Attempted murder sentence halted over safety concerns

Sentencing was brought to a halt for a man who attempted to murder his neighbour over concerns for the defendant's own safety following his outbursts and behaviour in court.

Shaun Michael White pleaded guilty to one count of attempt to murder in Brisbane Supreme Court on Friday, but had to be removed from the courtroom after repeatedly verbally interrupting the proceedings and harming himself while seated in the dock.

White entered his next-door neighbour's yard at Caloundra West on Queensland's Sunshine Coast on April 13, 2022 and stabbed the man, aged 45 at the time, in the neck, chest and back with a hunting knife.

Crown prosecutor Melissa Wilson told the court that White had become a problem for his neighbours almost immediately after they moved in about 18 months before the stabbing.

Ms Wilson said White made a post on Facebook about 10 days prior to the stabbing, in which he complained about being kept up at night by his neighbour's sensor-activated light.
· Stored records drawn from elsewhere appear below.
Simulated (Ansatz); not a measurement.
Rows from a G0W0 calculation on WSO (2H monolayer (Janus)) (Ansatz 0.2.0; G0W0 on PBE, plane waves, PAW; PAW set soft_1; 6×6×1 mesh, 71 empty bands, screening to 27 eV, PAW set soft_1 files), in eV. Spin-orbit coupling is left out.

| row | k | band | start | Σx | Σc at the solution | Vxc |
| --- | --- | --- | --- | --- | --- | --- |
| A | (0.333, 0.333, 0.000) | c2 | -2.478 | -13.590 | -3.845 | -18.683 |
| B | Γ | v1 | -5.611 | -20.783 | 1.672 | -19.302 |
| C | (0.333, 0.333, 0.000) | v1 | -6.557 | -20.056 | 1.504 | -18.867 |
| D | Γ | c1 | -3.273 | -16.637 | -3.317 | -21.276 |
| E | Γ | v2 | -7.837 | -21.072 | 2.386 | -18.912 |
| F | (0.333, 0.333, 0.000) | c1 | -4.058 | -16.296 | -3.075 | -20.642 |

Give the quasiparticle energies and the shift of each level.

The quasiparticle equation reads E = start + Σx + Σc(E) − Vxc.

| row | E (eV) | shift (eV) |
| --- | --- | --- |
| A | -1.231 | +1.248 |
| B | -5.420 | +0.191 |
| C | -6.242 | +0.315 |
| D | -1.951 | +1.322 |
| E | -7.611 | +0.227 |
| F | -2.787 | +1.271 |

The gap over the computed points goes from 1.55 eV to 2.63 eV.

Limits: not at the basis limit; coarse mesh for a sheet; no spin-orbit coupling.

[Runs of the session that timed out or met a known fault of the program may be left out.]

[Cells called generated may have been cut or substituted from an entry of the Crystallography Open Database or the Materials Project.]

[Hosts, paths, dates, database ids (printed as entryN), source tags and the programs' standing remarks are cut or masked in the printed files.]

"It's not wrong to kill a bogan, right? Kind of like killing a parasitic bug that gives nothing but takes everything," White said in the post.

Ms Wilson said White had alleged the light at the front of the neighbour's house was causing him insomnia, at which point White interrupted the proceedings.

"That's not true. It gave me photophobia. It gave me debilitating headaches," Mr White told the court.

After White was told by his solicitor not to speak, Ms Wilson resumed her submissions and said on the day of the attack, White had been ranting to his neighbours about tree cuttings.

White again interrupted, claiming none of that was true and accused his defence barrister Robert Glenday of not doing his job properly.

Justice Glenn Martin said there were a number of options for how to proceed.with the sentencing.

"If your client can not remain quiet, then he may need to be taken to a remote area. As I understand it these are agreed facts," Justice Martin said.

Mr Glenday was granted a five-minute adjournment to speak with White.

White remained in the dock after his meeting and began self-harming before Mr Glenday, Ms Wilson and Justice Martin returned to the courtroom.

Corrective Services officers decided to remove White from the courtroom for safety reasons.

When Justice Martin returned, Mr Glenday said he and his instructing solicitor wished to withdraw from representing White due to a conflict.

Justice Martin granted the application and said the conflict was obvious from what happened in court.

The matter was adjourned until May 8 for a review.